I've begun an exciting animation project, and as part of that I've been trying to come up with a style for the background paintings. I've created animations in the past, but I've never been happy with how the backgrounds turned out. I've studied hours and hours of animation, and the backgrounds I've been most impressed with were the ones created in watercolor and gouache (opaque watercolor). But I'm not the greatest watercolorist, and doing them on paper and scanning them in would add to the already incredible time burden.
So I decided to go digital and let the computer do the heavy lifting. I've tried several different methods in Corel Painter, the greatest paint program ever created, but I've never been satisfied with the results. I even tried using Brushes for the iPhone.
Then a few months ago I developed a technique to add textured shading to illustrations in Adobe Photoshop for a black & white illustrated novella, The Caveman Conspiracy (a Wandering Koala tale). I loved the results. I wondered if the technique could be used with color to create digital paintings. But how to approach it?

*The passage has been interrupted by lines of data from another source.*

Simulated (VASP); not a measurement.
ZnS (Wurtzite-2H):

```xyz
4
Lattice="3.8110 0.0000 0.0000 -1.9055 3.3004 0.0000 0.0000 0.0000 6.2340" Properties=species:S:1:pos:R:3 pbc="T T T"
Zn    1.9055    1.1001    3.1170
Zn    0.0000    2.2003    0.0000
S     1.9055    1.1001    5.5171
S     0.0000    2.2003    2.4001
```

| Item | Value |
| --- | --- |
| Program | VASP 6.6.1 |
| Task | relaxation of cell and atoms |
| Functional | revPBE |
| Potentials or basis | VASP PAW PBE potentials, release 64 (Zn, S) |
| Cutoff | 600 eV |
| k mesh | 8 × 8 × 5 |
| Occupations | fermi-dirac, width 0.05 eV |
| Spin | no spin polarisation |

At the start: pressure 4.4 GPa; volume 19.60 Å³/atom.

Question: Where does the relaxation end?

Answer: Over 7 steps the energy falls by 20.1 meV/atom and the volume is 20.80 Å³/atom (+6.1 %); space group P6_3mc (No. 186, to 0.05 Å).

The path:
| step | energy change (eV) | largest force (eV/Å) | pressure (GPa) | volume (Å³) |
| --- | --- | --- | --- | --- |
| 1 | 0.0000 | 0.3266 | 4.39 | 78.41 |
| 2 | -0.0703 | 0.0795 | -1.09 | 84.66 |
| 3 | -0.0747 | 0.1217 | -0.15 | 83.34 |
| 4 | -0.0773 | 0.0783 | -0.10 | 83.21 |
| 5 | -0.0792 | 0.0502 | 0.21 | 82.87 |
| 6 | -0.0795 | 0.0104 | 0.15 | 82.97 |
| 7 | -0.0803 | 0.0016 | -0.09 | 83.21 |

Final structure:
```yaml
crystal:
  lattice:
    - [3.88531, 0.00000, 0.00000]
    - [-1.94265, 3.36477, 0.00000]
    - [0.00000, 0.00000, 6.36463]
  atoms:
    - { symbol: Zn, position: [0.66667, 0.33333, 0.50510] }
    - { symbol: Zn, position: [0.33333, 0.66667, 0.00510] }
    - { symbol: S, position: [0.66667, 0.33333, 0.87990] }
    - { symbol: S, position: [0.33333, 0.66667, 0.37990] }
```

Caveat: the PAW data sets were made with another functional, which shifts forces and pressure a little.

Then today I went to see The Secret World of Arrietty by Studio Ghibli. While watching the film, I studied the backgrounds and thought of a similar technique. Of course, I don't have a tenth of their skill or talent, but that doesn't mean I shouldn't try.
So using the shading technique and a texturing technique I developed while working on Wandering Koala uncovers the Sixth Figure, I came up with this. I really like how much it looks like a watercolor painting, how bright the colors are, and how quickly and cleanly I was able to create it. It still needs some work and refinement, but I think I'm on the right track.
But that's just me. What do you think?